Paula K.

A few paragraphs of my reams of writing follow for Week Three. 

"I loved the quote this week. It’s one that I’m going to put up in my studio space and be mindful of, particularly when the dark thoughts, malice and shame are having a party (and you think what an awful person you are!)

This exercise has really made me think more about where self-critical thoughts come from. I’ve written reams - here’s a few paragraphs...

I recognized some time ago why I feel as I do, but even though I know I haven’t been able to ditch the thoughts, or sometimes it seems I have but then they creep back, perhaps when things aren’t going so well or someone seems to have been mean. I don’t hear voices of people that I know/have known or at least I’ve never recognized them as such. I just seem to have an inexhaustible inner critic. It’s tedious. I have the voice that challenges her too (the rebel?) but even if it seems she has triumphed there’s the “what if voice of inner critic is really right?” moment. It’s mad – and sometimes I think I am so this exercise is really reassuring!

Thinking on it though I can see that the inner critic is driven by experiences with various folk so I can select a Committee.  The key member would have to be my Dad. He rarely had a positive thing to say about us as kids, and making a mistake, in any form, was a crime. We learned to be quiet and not draw attention to ourselves – it was the best way to stay out of trouble. Even if we were hurt we were shouted at! I still hate being shouted at or being ridiculed by anyone and am conscious about being private. If I don’t expose myself I’m not so open to either! Even writing about this is difficult because I’m doing the thing that will draw attention to me, will expose me and, in saying all this, may broadcast that I’m not any of the things I should be! (Confident, strong, pretty, brave etc, etc) I tend to be a background person as a result, am happy in a support role but don’t feel comfortable being up front in case I’m found out/criticized etc. 

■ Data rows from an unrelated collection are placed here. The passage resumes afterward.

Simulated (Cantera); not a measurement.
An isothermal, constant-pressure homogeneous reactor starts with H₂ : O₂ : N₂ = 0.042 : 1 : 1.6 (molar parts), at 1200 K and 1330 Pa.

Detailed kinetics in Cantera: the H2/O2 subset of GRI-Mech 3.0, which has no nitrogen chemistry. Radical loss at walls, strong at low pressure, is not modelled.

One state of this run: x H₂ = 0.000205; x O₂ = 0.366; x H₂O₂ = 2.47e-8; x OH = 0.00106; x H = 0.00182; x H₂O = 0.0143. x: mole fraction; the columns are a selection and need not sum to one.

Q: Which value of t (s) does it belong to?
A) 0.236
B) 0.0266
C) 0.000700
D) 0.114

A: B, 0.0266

I am not confident and find this irritating, but, again, I know where that lack of confidence comes from but, although I can rationalize it, I still find it hard to get over that hill and feel that it’s OK to feel positive/good about yourself; there is always that voice that says this makes you selfish, you’re kidding yourself, who are you to think you are artistic/capable… insert any positive attribute you like!!! It really is mad – I’m a grown up, a big girl but I still let this voice have authority over the way I feel about myself and, by extension, my work. I never feel I know enough about anything to be good at it.

Don’t get me wrong we didn’t have a bad childhood, just a Dad who was perpetuating behavior he’d been exposed to as a child. 

Another committee member is a friend who is a very talented artist. Has a degree, studied at Pratt. He is very supportive but I guess he’s on my committee because I so want to produce work that he will consider as good and I want to be able to talk to him about it intelligently and I’m conscious that I don’t have an Art degree or even always have the language to converse with him. I feel like a gangling adolescent struggling to impress.

Other members are a few former work colleagues and school mates. I think (but the truth is I don’t know) these folk wonder what the hell I’m doing pretending to be an artist/maker having done something completely different previously. Here again my lack of a formal qualification I feel exposes me as a pretender.

I know that all this is going on in my head, that I’m not that important to the majority of other people (and that’s not false modesty, it’s just recognizing the truth) so it bugs me that I continue to let these thoughts confine me/my creativity. And really, even if all this were true – so what! It’s not a big deal really. In the grand scheme of things it’s nothing! So I feel irritated as to why these parasitic thoughts continue to have a hold over me?  

Jane talks about real fears and how committee members represent them. So now to dig out the real fears."